If you often sleep seven or more hours a night but still wake up tired, it may mean that you are not getting enough rest.
While sufficient sleep is critical, it is only one component in a “rested” state of being. Try these tips for ensuring you have sufficient downtime:
- Be present. Engaging in an activity that requires you to be present can be difficult in our goal-oriented, multitasking society. However, choosing to commit some time each day to meditating, taking a walk, reading a book, or simply observing the world around you has many emotional and physical health benefits.
- Manage your energy. In sports, an athlete who is being held out of a game to “rest” so they will be fresh for a later contest is engaging in energy management. Determining when your best efforts will be needed and then adjusting your schedule so that you will be fresh when it matters is key to making the most of opportunities.
- Identify stressors. What makes you stressed or frustrated? If you have a chronic illness, do you know what circumstances tend to cause your illness to flare? Identifying situations that you find stressful will help you set boundaries and minimize the toll on your physical, mental, and emotional health.
- Take a nap. If you are tired during the day, try laying down and closing your eyes for 10-20 minutes. (Avoid sleeping for long periods during the day, as this could disrupt your nighttime sleep patterns.) If taking a short nap isn’t an option, try some deep breathing or step outside to soak up some sunshine and fresh air.

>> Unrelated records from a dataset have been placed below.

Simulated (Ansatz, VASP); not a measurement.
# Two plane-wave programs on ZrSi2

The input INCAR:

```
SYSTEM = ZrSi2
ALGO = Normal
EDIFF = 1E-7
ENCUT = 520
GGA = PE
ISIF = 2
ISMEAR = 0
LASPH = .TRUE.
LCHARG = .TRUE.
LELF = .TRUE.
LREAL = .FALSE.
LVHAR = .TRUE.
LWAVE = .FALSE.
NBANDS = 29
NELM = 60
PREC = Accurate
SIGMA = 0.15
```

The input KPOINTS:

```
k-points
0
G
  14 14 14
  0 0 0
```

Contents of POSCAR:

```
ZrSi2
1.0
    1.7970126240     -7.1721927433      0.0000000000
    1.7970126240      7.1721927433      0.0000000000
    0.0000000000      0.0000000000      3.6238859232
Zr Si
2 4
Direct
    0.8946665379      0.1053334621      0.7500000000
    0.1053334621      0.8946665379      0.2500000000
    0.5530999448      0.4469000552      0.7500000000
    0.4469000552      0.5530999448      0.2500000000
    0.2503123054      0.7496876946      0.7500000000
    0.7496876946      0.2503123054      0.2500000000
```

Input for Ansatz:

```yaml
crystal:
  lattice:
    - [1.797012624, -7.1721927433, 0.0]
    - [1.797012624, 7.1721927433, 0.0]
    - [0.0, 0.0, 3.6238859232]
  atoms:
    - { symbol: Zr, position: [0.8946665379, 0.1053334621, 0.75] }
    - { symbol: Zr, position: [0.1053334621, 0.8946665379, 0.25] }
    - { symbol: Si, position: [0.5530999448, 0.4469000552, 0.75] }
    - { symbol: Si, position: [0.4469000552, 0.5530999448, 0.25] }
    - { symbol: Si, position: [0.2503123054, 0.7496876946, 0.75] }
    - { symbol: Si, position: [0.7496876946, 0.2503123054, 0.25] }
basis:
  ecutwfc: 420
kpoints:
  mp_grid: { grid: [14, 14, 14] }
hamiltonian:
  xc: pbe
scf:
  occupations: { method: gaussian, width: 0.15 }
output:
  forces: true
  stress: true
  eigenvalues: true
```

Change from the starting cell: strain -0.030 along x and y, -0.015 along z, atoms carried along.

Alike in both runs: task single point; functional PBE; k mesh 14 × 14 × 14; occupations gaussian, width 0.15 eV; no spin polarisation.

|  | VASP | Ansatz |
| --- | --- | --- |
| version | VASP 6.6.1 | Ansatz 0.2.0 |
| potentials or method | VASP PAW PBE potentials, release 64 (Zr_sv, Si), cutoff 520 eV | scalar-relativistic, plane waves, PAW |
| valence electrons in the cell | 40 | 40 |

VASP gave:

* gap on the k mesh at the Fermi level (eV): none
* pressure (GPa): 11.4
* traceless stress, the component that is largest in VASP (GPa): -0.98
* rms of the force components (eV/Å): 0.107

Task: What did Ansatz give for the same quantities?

- Say “no.” If you feel overloaded, it’s okay to say “no” or to withdraw from a commitment. It may be helpful to establish priorities for your time, money, and energy, especially if you struggle to set limits.
- Make time for you. Some people may feel selfish for focusing on themselves when they have multiple responsibilities. However, making rest and recuperation a priority will help you stay present and live up to your commitments. No one can be “on” all the time.